Postfix HELO reply, can it be dynamic for every domain?

apparently to fight spam ISPs are making sure the HELO FQDN matches the from FQDN in the email. Is there a work around to this?

Hey Conrad,

I think you’re just hitting a poorly configured ISP or misinterpreting the bounce.

The only sane way to use HELO checking as an anti-spam measure is to check to see if it matches the reverse lookup name. Anything else is bound to go awry (and even that is so often misconfigured that it’s going to bounce a lot of innocent mail).
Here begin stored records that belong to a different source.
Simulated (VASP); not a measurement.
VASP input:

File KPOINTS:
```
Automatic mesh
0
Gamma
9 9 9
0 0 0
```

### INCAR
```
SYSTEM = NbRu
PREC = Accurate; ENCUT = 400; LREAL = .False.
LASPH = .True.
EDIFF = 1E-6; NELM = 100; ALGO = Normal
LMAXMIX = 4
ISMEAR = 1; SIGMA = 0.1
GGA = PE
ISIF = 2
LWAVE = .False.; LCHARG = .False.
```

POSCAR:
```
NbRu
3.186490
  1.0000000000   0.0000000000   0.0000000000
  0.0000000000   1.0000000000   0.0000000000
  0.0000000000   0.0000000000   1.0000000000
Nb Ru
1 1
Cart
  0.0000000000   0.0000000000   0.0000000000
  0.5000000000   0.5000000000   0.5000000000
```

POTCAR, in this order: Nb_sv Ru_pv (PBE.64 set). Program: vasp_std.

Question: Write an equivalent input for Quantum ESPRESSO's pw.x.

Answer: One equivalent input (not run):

So, make sure your HELO matches your reverse lookup (IP-to-name), and all should be fine. If it isn’t, then the ISP that bounces it is at fault (and they’re bouncing a significant portion of innocent mail, because properly configured mail servers will not behave that way). HELO is easily spoofed, and so the best indicator of spam is that HELO is lying (which would mean setting it to the senders email address domain rather than the correct name for the server).

But I bet the ISP in question won’t bounce it once you get the reverse name and the HELO matching.

Postfix usually picks this up automatically, so I’m guessing you’ve set it manually in the Postfix configuration? Removing that option from your configuration will usually get it right.

Agreed, mail severs should be configured that way, but after doing some reading more and more people are starting to bounce spoofed HELOs rather than using rDNS.

Here’s the error i’m getting…

mail.XXX.com[[216.177.XXX.XXX]] said: 501 5.7.1
(user@XXX.com)… Sender domain must exist (in reply to MAIL
FROM command)

and yes, my rDNS is setup correctly.

And…Thanks for the reply Joe!

Joe, I don’t know what i was thinking, duh! rDNS will be wrong if i spoofed the HELO. brain fart. Anyways, I think i found the problem here.

The ISP that i’m having problems with use to host domain A, which i now host. However, domain B is on the same ISP as domain A use to. I queried their name servers and they have bad data statically set in there still! I’ll be sending them an email tomorrow!

Hey Craig,

Agreed, mail severs should be configured that way, but after doing some reading more and more people are starting to bounce spoofed HELOs rather than using rDNS.

OK, but that doesn’t change my advice. You’re misinterpreting what “spoofed HELO” means.

You’re asking for a way to spoof your HELO, and I’m telling you not to. A spoofed HELO is one that is not the actual FQDN of the server sending the message. If you set the HELO to match the domain of each email address (and that domain does not match the address of the server) then you are spoofing HELO, and you will be bounced by any server that bounces on spoofed HELO (I’m not suggesting people should be bouncing on spoofed HELOs, since they are so often misconfigured…but as you’ve noted, some people are).

So, I think this is a case of misinterpreting the bounce. I suspect in this case the error is saying the domain in the email (XXX.com) does not resolve. Check to be sure all of your names and addresses resolve…this kind of error is almost always about resolution, not the actual names in the message. So:

host 216.177.XXX.XXX
host whatever.address.came.back
host XXX.com

Where whatever.address.came.back is the name you got from the first host query–both the IP and the name that the IP returns must resolve. And the other domains in the message also must resolve. The error you’re getting indicates to me that one of these is not resolving…not that the HELO is a problem.

It is definitely not that the receiving mail server wants you to spoof the HELO to match the domain. If it is (I don’t believe it is based on the above error, but if it is), then the receiving mail server is misconfigured and should be fixed on the receiving server–you simply can’t do something mad just to accommodate one mad server. Spoofing HELO is madness. :wink:

In short: Don’t spoof HELO. HELO should always be the FQDN of your server and that should exactly match the reverse lookup of your outgoing IP.